In part one of this article series I was discussing workplace civility with expert Colleen Passard. Here we will discuss how civility has changed over the last 10 to 15 years as well as some tips for improving workplace civility.
Jim: I want to ask you what your thoughts are on the state of civility in the workplaces compared to, say, 10/15 years ago or whenever you got started. Do you think the need for civility training has increased, decreased, or stayed the same?
Colleen: Absolutely increased. As I said, we’re in a very, very complex communication environment. We can’t separate out from the world. First of all, the digital revolution has affected, just as we were saying earlier, communication. I mean, we are literally in a … we’re finding our way within this very, very fast-moving digital dissonance. Scientists have discovered that there’s actually a channel in the brain that recalibrates to trust. They discovered that what recalibrates the brain to trust—and trust is inherent in teambuilding and productivity and having a felt sense of shared dignity in the workplace—the digital dissonance is actually recalibrated by face-to-face, real-time communication.

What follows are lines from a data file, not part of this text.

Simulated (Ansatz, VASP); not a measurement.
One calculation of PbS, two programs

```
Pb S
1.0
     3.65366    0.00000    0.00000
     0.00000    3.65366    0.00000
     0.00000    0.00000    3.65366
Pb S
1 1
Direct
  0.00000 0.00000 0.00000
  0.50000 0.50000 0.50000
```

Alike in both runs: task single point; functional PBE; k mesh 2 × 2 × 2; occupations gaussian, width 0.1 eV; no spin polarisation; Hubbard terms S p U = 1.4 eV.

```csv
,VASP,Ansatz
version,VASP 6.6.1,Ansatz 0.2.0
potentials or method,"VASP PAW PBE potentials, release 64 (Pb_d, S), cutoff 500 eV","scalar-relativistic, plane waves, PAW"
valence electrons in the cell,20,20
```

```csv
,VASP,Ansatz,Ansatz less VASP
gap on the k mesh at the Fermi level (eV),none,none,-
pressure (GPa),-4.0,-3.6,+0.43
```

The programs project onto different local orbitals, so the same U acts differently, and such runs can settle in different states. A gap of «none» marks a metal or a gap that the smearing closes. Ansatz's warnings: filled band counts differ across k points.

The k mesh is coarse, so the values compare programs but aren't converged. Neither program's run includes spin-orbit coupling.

If you’ve had a text, and you’re all triggered or whatever, and your emotionality is very high, if you can just jump on a phone call … Because at least to have the 38% tone in a phone call. But if at all possible, if you can have a face-to-face phone call, you can really reset a relationship with face-to-face communication.
Jim: It’s very interesting. It makes me think of, I’m old enough to remember when phone calls were the norm and when texting became a big thing. I held myself to a standard, once upon a time, that I don’t anymore, which is that if I said something to somebody in text, particularly if it was emotional, I like to then, next time I saw them in person, talk about the same thing. I sensed that there is a big difference. Then, of course, that’s preposterous. I can never keep up with that now. But it just is very interesting that you have such a breakdown in communication. Part of me wonders if we’ll get better at understanding the context of text-based communication and filling in some of that missing information.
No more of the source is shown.